Kashmir internet ban: No one knows who ordered the shutdown, shows RTI
For about four months last year, Kashmir reeled under a mobile internet ban clamped to tamp down on rumours and controversial videos that fanned a snowballing unrest in the Valley.
Prepaid mobile phones, a select batch of landline numbers and even fixed-line broadband services were occasionally snapped as authorities struggled to contain clashes that left nearly 100 dead and thousands injured. The internet ban triggered widespread condemnation and criticism that the government was infringing fundamental rights.
But who ordered the clampdown? Two arms of the state government responsible for law and order – the home department and the divisional commissioner’s office -- deny ordering any shutdown of phone and internet services on July 9 last year.
The revelation came in response to Right to Information queries filed by the Srinagar-based Jammu Kashmir Coalition of Civil Society (JKCCS).
The state government usually takes decisions on withdrawing internet services as part of its mandate to maintain law and order. “The information given in the RTI will be checked,” a Union home ministry spokesperson said.
The divisional commissioner, Kashmir and principal secretary, home department, couldn’t be reached for comment despite repeated phone calls.
The RTI was filed by the JKCCS to the state’s home department, asking for a copy of the order by which phones, internet, mobile phones, mobile internet and landline phones were shut down from July 9, 2016 and a list of landline phone numbers shut down.
But the home department wrote to the divisional commissioner, Kashmir’s office saying the “subject matter of information sought pertains to your department, therefore, the application is forwarded to you…”

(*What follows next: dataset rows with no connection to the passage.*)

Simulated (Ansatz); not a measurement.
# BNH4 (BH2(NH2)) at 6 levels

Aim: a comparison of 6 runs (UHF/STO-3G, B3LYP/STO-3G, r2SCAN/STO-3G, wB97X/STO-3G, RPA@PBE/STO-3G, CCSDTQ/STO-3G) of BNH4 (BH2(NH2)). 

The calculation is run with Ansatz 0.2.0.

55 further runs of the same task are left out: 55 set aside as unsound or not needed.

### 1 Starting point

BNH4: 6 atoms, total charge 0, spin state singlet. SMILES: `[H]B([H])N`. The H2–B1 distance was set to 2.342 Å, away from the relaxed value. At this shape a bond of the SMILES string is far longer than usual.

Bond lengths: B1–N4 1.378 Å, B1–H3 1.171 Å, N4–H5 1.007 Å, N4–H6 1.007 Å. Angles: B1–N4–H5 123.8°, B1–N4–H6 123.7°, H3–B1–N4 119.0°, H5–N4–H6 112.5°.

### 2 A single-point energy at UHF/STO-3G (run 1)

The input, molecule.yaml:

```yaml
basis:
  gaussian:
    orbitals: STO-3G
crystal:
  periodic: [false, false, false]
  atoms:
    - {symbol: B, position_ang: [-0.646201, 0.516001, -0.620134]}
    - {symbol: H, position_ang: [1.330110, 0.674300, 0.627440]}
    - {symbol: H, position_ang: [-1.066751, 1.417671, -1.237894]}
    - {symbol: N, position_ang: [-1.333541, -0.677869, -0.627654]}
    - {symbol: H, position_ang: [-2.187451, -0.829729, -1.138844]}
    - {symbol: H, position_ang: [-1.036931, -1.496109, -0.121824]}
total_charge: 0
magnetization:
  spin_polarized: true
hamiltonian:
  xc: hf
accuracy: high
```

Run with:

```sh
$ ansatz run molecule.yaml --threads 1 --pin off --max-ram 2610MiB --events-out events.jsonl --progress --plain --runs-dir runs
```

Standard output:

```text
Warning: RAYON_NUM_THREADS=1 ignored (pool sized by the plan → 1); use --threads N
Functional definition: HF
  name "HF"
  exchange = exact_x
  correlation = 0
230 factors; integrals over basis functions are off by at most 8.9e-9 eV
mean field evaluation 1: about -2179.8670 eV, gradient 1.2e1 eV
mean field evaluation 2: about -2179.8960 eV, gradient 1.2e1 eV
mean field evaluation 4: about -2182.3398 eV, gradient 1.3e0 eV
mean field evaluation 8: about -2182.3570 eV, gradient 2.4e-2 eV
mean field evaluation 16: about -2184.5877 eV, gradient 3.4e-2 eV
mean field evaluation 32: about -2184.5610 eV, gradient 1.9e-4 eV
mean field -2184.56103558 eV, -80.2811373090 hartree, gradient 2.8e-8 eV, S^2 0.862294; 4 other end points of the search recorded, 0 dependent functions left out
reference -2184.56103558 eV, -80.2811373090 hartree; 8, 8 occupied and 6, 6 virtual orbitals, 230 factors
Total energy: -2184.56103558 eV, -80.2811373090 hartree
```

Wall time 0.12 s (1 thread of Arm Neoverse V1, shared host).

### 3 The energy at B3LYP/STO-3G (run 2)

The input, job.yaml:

In his response, public information officer of the divisional commissioner’s office, Noor Mohammad, wrote that “no such order was issued by this office regarding shut down of phones, internet, mobile phones, mobile internet and landline phones from July 9, 2016”.
“From the responses, it seems the state is not run by the civil administration here but by some invisible force. And people have a right to know who is these invisible forces are. They have a right to know under which law or authority are telecommunication services blocked,” Khurram Parvez, activist and programme coordinator of the JKCCS, told HT.
Over the past year, the suspension of mobile internet services has become common in Kashmir that was under another shutdown following the killing of militant commander Sabzar Bhat last week – the fourth this year.
Authorities feared large-scale unrest after Hizbul Mujahideen commander Burhan Wani died on July 8 and immediately snapped mobile internet services. Mobile internet services were restored on post-paid numbers in mid-November, while on pre-paid it returned on January 30 this year.
And throughout the period of unrest, mobile telephone services, apart from the state-owned BSNL, were intermittently withdrawn. Every time such a ban is imposed, residents complain they are never given prior information or who has ordered the shutdown.